Recent policy changes, such as the National Science Foundation (NSF) requiring “data management plans” of all grant-seekers (see NSF press release on May 10, 2010: http://www.nsf.gov/news/news_summ.jsp?cntn_id=116928), promise to raise the professional stakes in data sharing. In light of the increasing professional significance of data sharing, this paper highlights the perspective of “end users” who consume and seek to reuse data. We compare analytic results of three zooarchaeologists who conducted blind analysis on an “orphaned” faunal dataset from the 1960s. Our results highlight how publishing original datasets can be of value to future data consumers. Ideally, data dissemination should be accompanied by published syntheses, but our results also demonstrate that data sharing can be useful even in cases without accompanying reports, provided datasets have minimal documentation and demonstrate sufficient quality.

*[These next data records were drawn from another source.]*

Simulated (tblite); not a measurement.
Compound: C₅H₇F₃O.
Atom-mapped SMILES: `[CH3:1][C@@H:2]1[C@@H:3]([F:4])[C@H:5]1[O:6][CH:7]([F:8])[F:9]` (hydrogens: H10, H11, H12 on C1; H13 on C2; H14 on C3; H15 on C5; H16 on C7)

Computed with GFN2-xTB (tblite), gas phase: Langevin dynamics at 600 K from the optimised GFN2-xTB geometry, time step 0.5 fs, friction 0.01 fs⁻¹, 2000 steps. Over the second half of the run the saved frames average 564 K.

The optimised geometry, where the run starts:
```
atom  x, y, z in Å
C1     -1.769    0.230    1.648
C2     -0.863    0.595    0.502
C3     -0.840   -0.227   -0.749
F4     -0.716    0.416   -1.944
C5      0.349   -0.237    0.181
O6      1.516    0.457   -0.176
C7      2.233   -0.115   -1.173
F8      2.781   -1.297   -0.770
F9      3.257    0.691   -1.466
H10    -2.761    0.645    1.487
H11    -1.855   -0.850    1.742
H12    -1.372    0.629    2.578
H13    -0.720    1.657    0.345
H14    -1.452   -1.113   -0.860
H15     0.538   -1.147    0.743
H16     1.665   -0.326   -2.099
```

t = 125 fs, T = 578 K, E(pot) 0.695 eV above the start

We show some of the analytical value of data sharing by demonstrating the diversity of interpretive outcomes when different researchers analyze the same dataset independently of each other. We find that no two zooarchaeologists will analyze the same dataset in exactly the same way. This point comes as no surprise, since research outcomes are heavily influenced by the research questions and the analyst’s background and choice of analytical methods. This alone provides a strong argument for primary data that contribute to a synthetic analysis to be shared in full. However, some researchers doubt whether “other people’s data” can be used by others. Our study demonstrates that seeking for obvious indicators of quality and a level of integrity sufficient to permit analysis is a critical, yet far under-appreciated, aspect to using data produced by others. It is, in fact, the essential element that allows for intelligible reuse of a dataset whether to replicate prior interpretations or to explore new directions beyond the original analyst’s work. Though this study involved zooarchaeological data, the implications of our results reach far beyond the scope of archaeology, and our recommendations may apply to other disciplines.

Background

Like many field sciences, zooarchaeological research involves different stages, including sorting, identification, recording, quantification, analysis, and interpretation. These stages are usually interdependent and associated with primary and secondary data. Reitz and Wing (2008: 153) define primary data as “observations that can be replicated by subsequent investigators, such as element representation and taxonomic identification.” Lyman, too, distinguishes between primary and secondary data or fundamental and derived measurements (Lyman 1994a, 2008). He defines the former as “an easily observed property of a phenomenon” (Lyman 2008: 12) or as “observational units or empirical manifestations” (Lyman 1994a: 37). Primary data are associated with identification stage, whereas secondary data are associated with analysis and interpretation stages. Because secondary data are derivatives or abstractions of multiple primary data, they are more complex and sometimes difficult to directly observe, requiring additional levels of analytical manipulation and subsequent interpretation (Reitz and Wing 2008).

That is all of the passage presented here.